Customers face paying £3.9bn more this year than they would if ministers had not axed environmental policies including financial support for new onshore wind turbines between 2015 and 2020, Tim Lord, an analyst at the Tony Blair Institute calculated.

The figure is around twice the amount that would be saved if VAT is removed from energy bills — one of the main options being considered to tackle a looming cost of living crunch.

Energy bills are expected to jump by 50 per cent in April, alongside tax hikes and falling real wages, but Rishi Sunak, Boris Johnson and Business Secretary Kwasi Kwarteng have yet to put forward a plan to tackle the issue.

Labour’s shadow secretary for climate change and net zero, Ed Miliband, said a decade of “failed” Conservative energy policy had caused the impending crisis.

“Their decision to effectively block planning permission for onshore wind since 2015 has cheated Britain out of one of the cheapest sources of power, made us more dependent on gas and added significant costs to family’s bills,” Mr Miliband said.

“So too has their failure to deliver a proper home insulation programme, which could have cut emissions and bills.”

David Cameron, then prime minister, reportedly said in 2013 that he wanted to cut the “green crap” in order to save money. Two years later, he blocked onshore windfarm projects from applying for public subsidies, pledging to “rid” the countryside of the “unsightly” structures.

Construction of onshore wind — the cheapest form of electricity generation — plunged by 94 per cent by 2019 until the government removed the effective ban in 2020.

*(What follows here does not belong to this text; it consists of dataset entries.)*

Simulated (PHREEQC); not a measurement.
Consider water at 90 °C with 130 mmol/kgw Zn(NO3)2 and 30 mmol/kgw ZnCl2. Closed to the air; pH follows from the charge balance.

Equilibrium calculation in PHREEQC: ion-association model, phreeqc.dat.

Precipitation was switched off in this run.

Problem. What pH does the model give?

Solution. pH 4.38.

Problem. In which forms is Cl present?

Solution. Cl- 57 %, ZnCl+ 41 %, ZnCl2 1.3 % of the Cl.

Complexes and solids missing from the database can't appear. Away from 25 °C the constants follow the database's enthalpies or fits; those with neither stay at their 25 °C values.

If installations had continued at their previous trend, the UK would have around 5 Gigawatts of additional wind energy supply, saving households £1.8bn a year, or £60 each, according to Mr Lord.

For comparison, scrapping VAT on energy bills would save around £1.9bn (£61 per household) while lowering revenues for the Treasury and delivering no reduction in greenhouse gas emissions.

Home insulation also slowed dramatically from 2013 after Mr Cameron’s government ended a successful emissions reduction target and replaced with it with the less ambitious Green Deal and Energy Company Obligation.

If it had continued at its previous pace, households would have saved an estimated £2bn on heating this year, at current prices.

Britain has some of the leakiest and most energy inefficient homes in Europe so insulating homes is seen as one of the most effective ways of cutting emissions and reducing bills. Labour estimates that its insulation plan would save households £400 a year, on average.

“The Green Deal was a fiasco,” said Dr Will McDowall, associate professor at the Energy Institute at University College London.

“If rates of insulation deployment had continued, people’s houses would be much warmer, their bills would be lower and the gas price crisis would be much less acute.

“It’s pretty clear that government made a mistake in cutting those [environmental] policies and not replacing them with something credible.”

Dr McDowall said it was “astonishing” that some critics have attempted to blame renewable energy for this crisis which is “clearly caused” by global gas prices.

“The real slowdown in onshore wind deployment has come at a cost. Onshore wind is cheap. People would have seen lower bills if we had more renewables.”

It comes as official figures showed that the rate of inflation has surged to a 30-year high, fuelled by rising gas prices. Real wages are now falling and a person on an average income of £30,000 will see a £1,660 hit to their disposable income this year thanks to tax hikes and price rises, according to the Institute for Fiscal Studies.

The Joseph Rowntree Foundation warned this week that low-income single-adult families face paying more than half of their incomes after housing costs on energy from April.

Minsters are currently considering ways to lessen the burden, with growing pressure from the Tory back benches to scrap a planned 2.5 percentage point increase in National Insurance Contributions that will cut the incomes of millions of workers.

Energy suppliers and the Labour Party are calling on the chancellor to temporarily scrap VAT on energy bills, a move which would cut bills by around £60 a year at current prices.

The government has indicated it favours measures more targeted at those in fuel poverty and on low incomes such as an increase in the Warm Home Discount.

The scheme currently offers a one-off £140 discount on energy bills for households receiving pension credit and some low-income working-age households.